Establishing a partnership with neighboring employers provides further opportunities for learners and increases the value of education at your institution. Learners have more exposure to the types of skills needed to attain jobs and employers get a glimpse of the learners and future workers you are preparing. Below is a simple checklist for getting started with partnerships with employers:
- Build a Team of CLR Champions at your university
- Identify Priority Industries or Employers
- Create a Partnership Plan
- Design noncredit, nondegree program or stackable credential
- Pilot a set of outcomes leading to credentials
- Create a data stream to collect, record and enable sharing of credential information
- Collect data on completers and use data to continuously improve and build new programs
Creating an institutional culture
As with any initiative, there needs to be a plan to advance a CLR initiative based on the needs of the stakeholder as well as ownership for the work and resources needed to sustain this work.

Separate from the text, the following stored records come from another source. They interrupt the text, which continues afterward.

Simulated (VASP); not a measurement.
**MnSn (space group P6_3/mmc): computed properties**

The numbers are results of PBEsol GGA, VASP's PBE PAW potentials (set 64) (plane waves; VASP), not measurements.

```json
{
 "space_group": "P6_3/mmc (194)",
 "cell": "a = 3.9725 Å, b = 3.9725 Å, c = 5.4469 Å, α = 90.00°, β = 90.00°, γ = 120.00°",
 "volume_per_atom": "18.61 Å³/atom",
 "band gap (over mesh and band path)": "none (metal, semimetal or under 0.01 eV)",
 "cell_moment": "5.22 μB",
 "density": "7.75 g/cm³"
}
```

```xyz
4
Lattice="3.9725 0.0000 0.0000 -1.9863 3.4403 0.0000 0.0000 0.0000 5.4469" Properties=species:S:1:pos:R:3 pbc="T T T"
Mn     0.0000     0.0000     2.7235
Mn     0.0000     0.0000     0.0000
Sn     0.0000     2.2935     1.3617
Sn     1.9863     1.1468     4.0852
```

But getting to this end game, a CLR of lifelong learning, is a shift for universities. Pivoting to a structure where CLR holds all of the students’ learning across experiences before they enter the university (prior learning), during their learning journey, and after program completion (lifelong learning), one has to engage the keepers of these experiences. This is where an intentional approach to engaging these stakeholders is essential.
University of Maryland Baltimore County (UMBC), through its collaboration with employers and the Greater Washington Partnership, is taking the lead in providing opportunities for university experiences and employer skills to align using curriculum mapping and CLR.
UMBC has a clear process that involves active engagement of stakeholders for learning which includes faculty, employers, and students.